Showing posts with label Bull - Maggie Mahar. Show all posts
Showing posts with label Bull - Maggie Mahar. Show all posts

Friday, May 30, 2008

Bull!

In the book, Bull by Maggie Mahar, she gave a brief commentary (in blue italics) on John Kenneth Galbraith's , A Short History of Financial Euphoria

pg.12.

"For practical purposes," Galbraith wrote, "the financial memory should be assumed to last, at maximum, no more than twenty years. This is normally the time it takes for the recollection of one disaster to be erased and for some variant on previous dementia to come forward to capture the financial mind. It is also the time generally required for a new generation to come on the scene, impressed, as had been its predecessors, with its own innovative genius." (pg 87 of Galbraith's book)

During the period of delirious forgetfulness, no one wishes to think that his good fortune is fortuitous or undeserved. Everyone prefers to be believe that it is the result of its own superior insight into the market.

No wonder, then, that during such periods, doubters are silenced.


Very interesting comment isn't it? When the market is good, everyone thinks they are good!

By 1999, Byron Wien, Morgan Stanley chief domestic strategist, recalled one scene when an analyst stood in his office recommending a stock that was selling at over 100 times earnings.

"How do you arrive at your valuation?" Wien asked. "Show me the parameters you'r using." The young analyst just stared at the 64-year-old market strategist.

"When you're an older person, and you'r cautious, while the market is still going up, you're perceived as out of touch," Wien later recalled. "You just think that a stock is worth $20; you say that, at $30, it's overbought; then it goes to $40. You can begin to doubt yourself."

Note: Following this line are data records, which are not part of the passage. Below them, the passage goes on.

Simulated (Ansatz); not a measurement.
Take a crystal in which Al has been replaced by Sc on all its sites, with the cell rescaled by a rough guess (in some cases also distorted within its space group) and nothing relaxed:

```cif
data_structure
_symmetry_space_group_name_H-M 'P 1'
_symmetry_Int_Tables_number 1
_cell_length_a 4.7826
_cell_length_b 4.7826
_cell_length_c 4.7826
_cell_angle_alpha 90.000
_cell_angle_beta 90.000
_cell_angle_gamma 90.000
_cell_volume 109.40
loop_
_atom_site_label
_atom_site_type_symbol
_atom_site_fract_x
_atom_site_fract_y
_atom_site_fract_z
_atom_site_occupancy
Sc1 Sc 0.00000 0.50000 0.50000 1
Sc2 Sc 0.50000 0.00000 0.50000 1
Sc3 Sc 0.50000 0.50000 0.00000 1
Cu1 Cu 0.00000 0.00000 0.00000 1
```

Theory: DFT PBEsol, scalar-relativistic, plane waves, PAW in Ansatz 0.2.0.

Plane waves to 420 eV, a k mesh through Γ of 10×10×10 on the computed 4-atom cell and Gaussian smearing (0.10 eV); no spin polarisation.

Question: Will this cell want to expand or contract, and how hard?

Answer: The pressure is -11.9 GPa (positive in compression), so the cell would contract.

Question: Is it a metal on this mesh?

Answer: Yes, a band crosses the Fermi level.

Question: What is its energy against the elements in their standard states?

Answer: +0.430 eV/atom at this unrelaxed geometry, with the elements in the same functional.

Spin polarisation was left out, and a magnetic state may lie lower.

But Wien had a corner office with its skyscraper views of Manhattan. The young man standing in the middle of the carpet did not. More important, he did not have the thick skin that comes with trying to outguess the market while working your way up to such an office at Morgan Stanley. If Wien doubted himself, he did not show it. He waited for the answer. "The stock is worth what someone will pay for it," said the analyst, stating what seemed, to him, obvious.

The moment crystallized what Wien already suspected: They're letting the tape tell them what a company is worth. No wonder, when a stock took a dive, the analysts who followed it were just as surprised as everyone else.


They're letting the tape tell them what a company is worth!!

Do you let the market price tell you what a stock is worth?
Do you let the market price tell you what is and what isn't a good stock?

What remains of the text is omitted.